Children convicted of committing murder on Philadelphia’s violent streets long faced the prospect of receiving the harshest sentence short of death: life without parole. Today, the city has more juvenile offenders locked up for life than any other. It has been a grim and predictable cycle: Young black men mourned at premature funerals and their killers packed into state prisons with only the narrowest hope of ever leaving. And then the tough-on-crime pendulum began to swing back.

In 2012, the U.S. Supreme Court ruled that mandatory life without parole for juveniles was unconstitutional, and in a January decision they made that ruling retroactive. And so Philadelphia District Attorney Seth Williams has roughly 300 big decisions to make: How long will he seek to imprison the onetime juveniles, many now much older, who until recently were set to die behind bars?

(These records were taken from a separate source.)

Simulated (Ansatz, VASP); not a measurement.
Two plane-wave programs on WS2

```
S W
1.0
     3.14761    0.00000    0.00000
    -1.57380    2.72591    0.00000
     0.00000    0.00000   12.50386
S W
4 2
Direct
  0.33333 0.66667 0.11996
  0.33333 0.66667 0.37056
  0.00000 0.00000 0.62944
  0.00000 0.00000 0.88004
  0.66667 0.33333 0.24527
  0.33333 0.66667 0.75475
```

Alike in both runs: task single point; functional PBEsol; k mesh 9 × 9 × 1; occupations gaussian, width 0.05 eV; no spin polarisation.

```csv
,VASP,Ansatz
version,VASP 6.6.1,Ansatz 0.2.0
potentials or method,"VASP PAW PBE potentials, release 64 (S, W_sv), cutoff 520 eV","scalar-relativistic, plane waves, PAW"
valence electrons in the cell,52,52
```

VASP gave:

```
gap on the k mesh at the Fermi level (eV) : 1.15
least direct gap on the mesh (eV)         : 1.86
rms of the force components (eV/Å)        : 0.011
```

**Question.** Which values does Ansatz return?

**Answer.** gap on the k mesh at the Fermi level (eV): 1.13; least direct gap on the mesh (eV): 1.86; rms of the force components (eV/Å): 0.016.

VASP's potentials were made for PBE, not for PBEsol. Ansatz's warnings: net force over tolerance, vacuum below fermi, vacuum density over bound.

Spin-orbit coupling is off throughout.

States responded to the 2012 Miller v. Alabama decision in a hodgepodge manner, including by abolishing juvenile life without parole entirely. In Pennsylvania, however, then-Gov. Tom Corbett signed a law that angered reform advocates for its harshness, changing the sentence for first-degree murder to 35 years to life for older juveniles, and 25 to life for younger ones. Those convicted of second-degree murder now face sentences of 20 or 30 years to life.

Critically, the law did not make the new sentences retroactive, leaving hundreds of Pennsylvania juvenile lifers in limbo. The Court’s January decision in Montgomery v. Louisiana means that prosecutors and judges throughout Pennsylvania will soon face a deluge of prisoners asking to be re-sentenced. In Philadelphia, advocates are concerned that Williams, who has taken a tough line in the past, will fight to keep many behind bars for a long time.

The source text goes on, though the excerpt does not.